Williams' imagery is clear and simple as it describes a moon behind the bare branches of the trees as we have all seen the moon glide gently in the sky but only when it is behind the branches can we gauge the movement. When I lived in Southern California, I never saw bare branches and it was when I lived in Kansas that I first saw this and felt astonishment. I could actually see the moon move.

I was at the Whiskeytown Lake Park yesterday and noticed that there were small buds on the branches of the bare trees in the park where the leaves will be peeping out in a month or two. Leaves and buds don't come out at the same time everywhere in the world. I thought they did until I traveled around the world a bit.

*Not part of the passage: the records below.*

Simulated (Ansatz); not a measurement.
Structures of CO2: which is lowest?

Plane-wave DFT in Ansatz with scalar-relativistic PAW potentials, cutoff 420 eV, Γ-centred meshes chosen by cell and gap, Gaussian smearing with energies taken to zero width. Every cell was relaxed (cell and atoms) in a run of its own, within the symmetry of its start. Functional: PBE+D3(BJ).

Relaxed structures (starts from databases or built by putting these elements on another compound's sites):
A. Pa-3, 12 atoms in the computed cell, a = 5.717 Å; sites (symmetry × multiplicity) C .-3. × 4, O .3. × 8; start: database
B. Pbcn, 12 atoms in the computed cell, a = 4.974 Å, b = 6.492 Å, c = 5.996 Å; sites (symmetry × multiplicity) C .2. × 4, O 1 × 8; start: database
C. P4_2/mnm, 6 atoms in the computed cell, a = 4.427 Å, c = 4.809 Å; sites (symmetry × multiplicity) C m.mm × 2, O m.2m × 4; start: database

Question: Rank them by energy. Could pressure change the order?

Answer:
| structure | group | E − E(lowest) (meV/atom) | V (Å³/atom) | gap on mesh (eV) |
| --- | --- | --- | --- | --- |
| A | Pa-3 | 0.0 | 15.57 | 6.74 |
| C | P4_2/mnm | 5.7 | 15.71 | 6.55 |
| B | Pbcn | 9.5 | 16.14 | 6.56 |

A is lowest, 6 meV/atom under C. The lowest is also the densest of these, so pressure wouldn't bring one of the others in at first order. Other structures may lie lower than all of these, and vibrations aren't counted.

The trees do seem to be sleeping waiting for the warmth of spring and the joys of summer. We, as humans, enjoy autumn because of the colors but it must be a sad time for the trees or maybe they are looking forward to the winter. They, unlike us, always wake up. When we go to sleep under them in the deep earth, we don't wake, not in this life.

I suppose if I have a favorite poet, it would have to be William Carlos Williams who as a doctor saw birth and death. Sometimes, he could help slow down the rate of death, but no one can stop it completely. He would have to know that. He would see life beginning and life ending and he saw the beauty of life everywhere. He would see tears and laughter. I love his poetry because it is full of layers of meaning. I don't know if he knew about zen, but his poetry has it.